Brian Kernighan: sometimes the old ways are best

one1plus1one · on Jan 22, 2009

I learnt to program in an IDE, and was born and raised in a Microsoft environment. My entire computing experience has been dominated by Microsoft.

But now I'm learning Unix-commands just for the fun and romance of it.

It may sound shallow, but one reason I want to learn Unix is because it's somewhat "mysterious" and all the cool hackers I know use Unix.

And many people I know in the IT world who can get things done often turn to Unix.

Thus, this article re-inforces my motivation to learn Unix -- the operating system of our ancestors.

I should note that it doesn't mean I hate windows. In fact as I learn unix commands I am seeing more and more that Windows was born out of Unix and is a "distorted" version of unix. But Windows feels like home to me. So I'll likely always use both: Windows and Unix.

ksvs · on Jan 22, 2009

That does not seem shallow. That seems a very good algorithm for discovering good new things.

rfurmani · on Jan 22, 2009

That reminds of this article about why Unix is inherently made for a programmer's style of thought: http://igor-nav.livejournal.com/12843.html

lallysingh · on Jan 22, 2009

So is this a grep/diff/sort/awk/etc man saying that IDEs tend to suck?

It's nice to hear it from Kernighan, but it's hardly surprising. IDEs do suck.

ojbyrne · on Jan 22, 2009

I think he should have attributed more importance to regular expressions. They don't even get mentioned, beyond being implied by grep.

patio11 · on Jan 22, 2009

You can grep for regular expressions? I think my mind just got blown. For the last ten years I've been finding them with awk.

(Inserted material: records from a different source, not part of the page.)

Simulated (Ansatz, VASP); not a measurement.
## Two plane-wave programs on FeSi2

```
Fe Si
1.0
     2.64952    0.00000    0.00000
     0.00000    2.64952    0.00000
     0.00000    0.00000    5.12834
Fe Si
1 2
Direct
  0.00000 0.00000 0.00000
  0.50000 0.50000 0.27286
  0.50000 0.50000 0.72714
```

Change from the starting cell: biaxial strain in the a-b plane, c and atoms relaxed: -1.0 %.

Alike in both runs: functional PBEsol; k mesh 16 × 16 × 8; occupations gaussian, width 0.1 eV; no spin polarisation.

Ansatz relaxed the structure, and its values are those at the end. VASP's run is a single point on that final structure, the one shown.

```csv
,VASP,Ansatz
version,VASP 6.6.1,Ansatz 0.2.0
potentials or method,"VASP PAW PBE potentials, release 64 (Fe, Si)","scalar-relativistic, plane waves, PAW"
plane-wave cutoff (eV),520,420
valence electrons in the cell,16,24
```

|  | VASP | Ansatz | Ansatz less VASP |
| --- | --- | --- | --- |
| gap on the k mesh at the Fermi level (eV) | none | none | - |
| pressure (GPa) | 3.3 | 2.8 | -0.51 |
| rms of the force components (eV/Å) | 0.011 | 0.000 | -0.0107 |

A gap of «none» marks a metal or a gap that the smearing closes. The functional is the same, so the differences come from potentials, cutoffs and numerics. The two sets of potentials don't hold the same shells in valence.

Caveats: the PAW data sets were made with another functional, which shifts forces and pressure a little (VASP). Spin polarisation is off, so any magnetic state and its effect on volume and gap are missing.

awk '(/putithere/) {print $0}'

thamer · on Jan 22, 2009

http://en.wikipedia.org/wiki/Grep

grep is a command line text search utility originally written for Unix. The name is taken from the first letters in global / regular expression / print, a series of instructions for the ed text editor.

grep -rHnE 'my [r]eg+ex' /path/to/folder/ : look for files with this regular expression recursively and print out their name and the line number, as well as the matching line itself.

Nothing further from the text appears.